Binary killing machines, turning 1 into 0 since 0011000100111001 0011011100110110

Owlofcreamcheese posted:

The solution certainly isn't that we need to hold some sort of eternal empire of people driving trucks and working at arby's because it just happens that the technology from before I was born was good and the technology made since all happened to be devil magic.

Basically look at your lovely racist uncle wishing it could be the 1950s again and forever, this is that, but for the 90s. Back when we use to have people working at wendys for poo poo wages and having people drive trucks cross country on meth like god designed things.

I'm not advocating that at all, merely pointing out that "just ride it out, new jobs will pop up" isn't working now and can't really be expected to work better for no particular reason.

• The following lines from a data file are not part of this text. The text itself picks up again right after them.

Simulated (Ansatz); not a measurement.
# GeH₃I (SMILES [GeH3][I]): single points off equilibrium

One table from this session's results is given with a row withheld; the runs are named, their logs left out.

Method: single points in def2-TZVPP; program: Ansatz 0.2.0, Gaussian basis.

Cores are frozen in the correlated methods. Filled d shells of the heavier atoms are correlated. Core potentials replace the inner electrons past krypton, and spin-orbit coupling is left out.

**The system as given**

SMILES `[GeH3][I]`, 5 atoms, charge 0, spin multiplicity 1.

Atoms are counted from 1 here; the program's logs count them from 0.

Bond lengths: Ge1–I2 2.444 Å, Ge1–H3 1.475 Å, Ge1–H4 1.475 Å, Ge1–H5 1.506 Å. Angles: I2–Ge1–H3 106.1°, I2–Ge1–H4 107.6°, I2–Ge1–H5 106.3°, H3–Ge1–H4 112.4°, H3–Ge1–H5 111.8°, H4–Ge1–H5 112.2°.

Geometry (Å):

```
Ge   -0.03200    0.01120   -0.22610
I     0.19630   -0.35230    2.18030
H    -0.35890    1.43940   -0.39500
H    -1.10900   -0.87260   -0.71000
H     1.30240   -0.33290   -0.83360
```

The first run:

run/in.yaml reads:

Major structural changes need to happen to allow people to make living wages while doing less work, and less technical work, such as shortening the work week while massively increasing wages, job creation through major infrastructure projects, mincome, and that's assuming the general population doesn't start questioning capitalism as a whole due to it holding us back in these regards

Death Bot
Mar 4, 2007

Binary killing machines, turning 1 into 0 since 0011000100111001 0011011100110110

Owlofcreamcheese posted:

Okay but what are the rich doing to get money and what are they spending that money on? Like this all reads as that D&D thing where magic and dragons exist and are common but somehow everything else is just a society of eternal medieval europe somehow because it's not fun to worry about how that stuff would change.

Like people are talking about a level of automation that changes the whole employment structure of the entire world but somehow still makes money selling to no one to support rich people that are buying apparently expensive things that are somehow made by extremely cheap machines? What are they buying? who are they buying from? Who builds the stuff they consume and what resources are the things they are buying taking that make their stuff so expensive for rich people?

The question you're asking is "in a world with incredibly cheap goods but no jobs, how does capitalism work" even though the actual point of the thread is.. that question.

As automation gets cheaper and better, production will go up while jobs and income for the working class will go down. The entire point of my post yesterday (that you misunderstood then, and seem to have forgotten?) is that this problem doesn't get fixed without lots of poverty and unnecessary deaths unless the system makes some pretty drastic changes to adapt to a reality where labor keeps going down and production keeps going up.

Death Bot
Mar 4, 2007

Binary killing machines, turning 1 into 0 since 0011000100111001 0011011100110110

Owlofcreamcheese posted:

I guess I am questioning the assumption that once automation happens the rich will have everything and the poor unemployed will not. If everything is truely so cheap to manufacture that everything costs less than minimum wage to make then why are the poor without? If everyone is poor who are the rich and what are they buying and selling? The whole story makes no sense.

You are right, that scenario doesn't hold forever, but that is the trend: production and big business is up, while middle and lower class income and jobs aren't keeping up.

You're literally completely right that this is an untenable situation without some crazy dystopia poo poo happening, and it's already having negative effects and will only get worse.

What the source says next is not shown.